All customer stories

How Bold Commerce is reimagining the definition of incident management with incident.io

With incident.io, Bold Commerce has expanded its use cases for an incident management platform—bringing security incidents and maintenance events into the fold

Key Benefits

  • A user-friendly UI that makes declaring incidents much easier
  • Powerful custom workflows that allow for ultimate control
  • An intuitive platform that can be used for more than just incidents
  • Consolidation that removes the need for disparate tooling
Just because it's called incident.io doesn't mean it's just for incidents. It's actually a workflow tool for us at this point.
Craig Kinloch-Melia
Craig Kinloch-Melia
Head of Technology

For Craig Kinloch-Melia and his team at Bold Commerce—incident.io is arguably the most flexible tool in their tech stack.

Not only is it their go-to for incident response, but it’s also leaned on for a wide spectrum of other work: product launches, security issues, Black Friday preparedness, maintenance events and more.

For them, the idea that incident management tools, like incident.io, are designed exclusively to “break in case of emergency” is a missed opportunity.

At Bold Commerce, incident management isn’t just reactive work for common and critical errors. It’s an opportunity to funnel tasks and fast-moving projects into a well-defined process that allows for better collaboration, learning, and outcomes across the board. incident.io powers this every step of the way and enables proactive work that helps prevent incidents entirely.

On board since the early days of incident.io

As the Head of Technology at Bold Commerce, Craig oversees some of the biggest technical —and most impactful—projects at the company. As the go-to checkout solution for global companies, Craig is one of the main leaders at Bold who is responsible for ensuring the product is ready and available at all times.

So, given the scope of Bold Commerce’s product, there’s a lot at stake, and incident response plays a big part in ensuring smooth sailing at all times.

As an early adopter of incident.io, Craig understood the importance of having a robust incident management and response process in place.

“We've actually been incident.io customers before it even existed. We used the open-source version of it for a long time,” says Craig in reference to the early version of incident.io built by CPO Chris Evans when he was at Monzo Bank.

“At first, we only used the open-source version for incidents. It was a great way of coordinating responses. But just before Black Friday, our director of software said, ‘Let's try to use this for Black Friday and Cyber Monday.' We tried it, and it was like, ‘Yeah, this is so much better than the old way we were managing things.’”

What started off as an experiment would very quickly balloon to cover a wide variety of use cases.

Workflows, improved

Prior to using this early version of incident.io, Craig and his team would coordinate response processes through Slack, but this was often done in random and disparate channels.
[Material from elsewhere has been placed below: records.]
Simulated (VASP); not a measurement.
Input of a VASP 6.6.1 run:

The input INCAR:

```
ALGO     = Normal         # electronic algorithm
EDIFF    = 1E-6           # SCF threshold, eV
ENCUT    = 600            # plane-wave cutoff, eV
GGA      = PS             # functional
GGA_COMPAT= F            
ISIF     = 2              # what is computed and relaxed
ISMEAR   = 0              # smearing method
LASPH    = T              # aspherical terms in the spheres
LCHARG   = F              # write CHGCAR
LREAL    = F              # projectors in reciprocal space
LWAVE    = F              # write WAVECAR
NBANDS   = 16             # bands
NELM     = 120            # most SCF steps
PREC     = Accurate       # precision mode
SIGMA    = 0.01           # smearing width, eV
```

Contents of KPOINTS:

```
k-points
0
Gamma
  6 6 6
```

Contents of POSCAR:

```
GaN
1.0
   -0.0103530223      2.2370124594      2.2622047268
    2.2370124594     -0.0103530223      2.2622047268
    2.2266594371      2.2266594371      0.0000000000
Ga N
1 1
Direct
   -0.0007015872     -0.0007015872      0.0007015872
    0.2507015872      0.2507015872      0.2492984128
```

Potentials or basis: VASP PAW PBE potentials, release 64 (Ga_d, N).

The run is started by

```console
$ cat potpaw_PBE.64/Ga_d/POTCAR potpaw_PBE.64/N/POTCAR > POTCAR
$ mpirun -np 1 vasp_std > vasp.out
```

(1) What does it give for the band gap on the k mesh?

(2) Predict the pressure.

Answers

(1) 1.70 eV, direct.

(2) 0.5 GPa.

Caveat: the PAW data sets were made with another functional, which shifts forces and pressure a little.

“We'd have people randomly Slack each other if there was an issue. We had a 911 channel that people would post into, and then that message would trigger an alert to the operations team. They’d then have to set up an incident channel even if it wasn’t an operational incident,” says Craig.

Moving to incident.io’s workflow was a big revelation for us. Now, anyone can create an incident. They don't have to ping anyone. They just create it, and it's there.

Once incident.io was further along in its development roadmap, one feature in particular piqued Craig's interest and helped everything else fall into place: Workflows.

“For us, with Workflows, it was like, ‘Okay, now we're getting more control. Now, we're getting nudges that can be customized. We now have different types of incidents we can develop.’ And as we looked at the development roadmap more broadly, we thought, ‘There could be other ways to utilize incident.io here,’” says Craig.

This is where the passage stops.